& it seems you don't read the posts either Brooke..
I read them.
Either that or you simply ignore those which run counter to your assumptions..
..or what you 'believe' - as FLS puts it..
Do the maths lie?
Got any proof via scientific formulae?
Otherwise opinions are fine.. but weak.. as evidence, even 'logic' - don't cut it against maths..
& same goes for ol' mans empirical/experiential opinions, since he hasn't actually done
a climb which matches the parameters of the stunt, obviously..
These are aspects of basic physics and basic aerodynamics. The equations in aerodynamics (thrust, lift, drag, etc.) depend on speed of the aircraft through the air, not on the speed of the air relative to anything else. That's why if you put a wind tunnel in a train car and tested a model while the train is at rest, you would get the same results as if the train car were moving along at a steady 30 mph. This is the concept in physics of a reference frame.
Here is an equation for rate of climb in reference frame of the air that the aircraft is traveling through: ROC = (T - D) * v/W, where T = thrust, D = drag, v = velocity of aircraft through the air (relative to the air it is travelling in), W is the weight of the aircraft. D = 0.5 * rho * v^2 * S * C_D, where rho = density of air, S = wing area, C_D = coefficient of drag. T = eta * 375 * gamma * BHP / v, where eta is propeller efficiency, gamma is a factor for how much of full power is being applied (1.0 for full power, 0.5 for half power, 0 for no power, etc.), and BHP is the brake horsepower of the engine.
By high-school physics, here is an equation for rate of climb in air moving relative to the ground (i.e., in ground's reference frame), choosing a reference frame with y direction perpendicular to ground and x direction parallel to ground and with an arbitrary wind velocity vector (v_x, v_y): ROC_withwind = ROC + v_y. This is high school physics. Note now that ROC is independent of v_x and v_y, and thus that ROC_withwind depends on v (speed of aircraft through the air, independent of what the speed of that air is relative to the ground) and on v_y (the speed of the air perpendicular to the ground, such as updraft or downdraft), but is completely independent of v_x (speed of air parallel to the ground, such as headwind or tailwind).

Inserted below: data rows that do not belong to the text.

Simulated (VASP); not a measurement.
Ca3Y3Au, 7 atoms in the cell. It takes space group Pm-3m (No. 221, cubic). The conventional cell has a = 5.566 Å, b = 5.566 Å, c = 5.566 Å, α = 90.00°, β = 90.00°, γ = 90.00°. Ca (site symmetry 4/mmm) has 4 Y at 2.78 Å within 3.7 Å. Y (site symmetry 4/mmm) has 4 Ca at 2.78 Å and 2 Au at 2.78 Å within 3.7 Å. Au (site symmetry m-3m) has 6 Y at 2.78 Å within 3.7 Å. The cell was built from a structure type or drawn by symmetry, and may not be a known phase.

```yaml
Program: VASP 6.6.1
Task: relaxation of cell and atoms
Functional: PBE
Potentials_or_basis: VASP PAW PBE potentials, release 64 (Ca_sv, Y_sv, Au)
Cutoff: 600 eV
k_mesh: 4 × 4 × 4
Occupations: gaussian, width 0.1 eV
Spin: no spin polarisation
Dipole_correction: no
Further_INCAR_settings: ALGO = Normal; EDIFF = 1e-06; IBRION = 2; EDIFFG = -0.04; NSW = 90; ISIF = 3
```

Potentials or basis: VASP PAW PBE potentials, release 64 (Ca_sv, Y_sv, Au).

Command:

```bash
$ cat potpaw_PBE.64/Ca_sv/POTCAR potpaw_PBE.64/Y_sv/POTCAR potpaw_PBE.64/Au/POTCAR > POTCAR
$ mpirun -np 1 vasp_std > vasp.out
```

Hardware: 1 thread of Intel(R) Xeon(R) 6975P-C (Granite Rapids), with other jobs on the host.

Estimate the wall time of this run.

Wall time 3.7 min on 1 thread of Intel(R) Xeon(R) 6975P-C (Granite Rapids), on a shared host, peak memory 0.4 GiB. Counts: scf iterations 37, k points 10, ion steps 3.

There are lots of references online on such things. Here's one among many for the math of ROC:
http://www-mdp.eng.cam.ac.uk/web/library/enginfo/aerothermal_dvd_only/aero/perf/climb/. For basic physics, there are lots of books -- just look in Amazon and they will have many. For an introduction to aerodynamics, I like "Introduction to Flight," by John D. Anderson, Jr.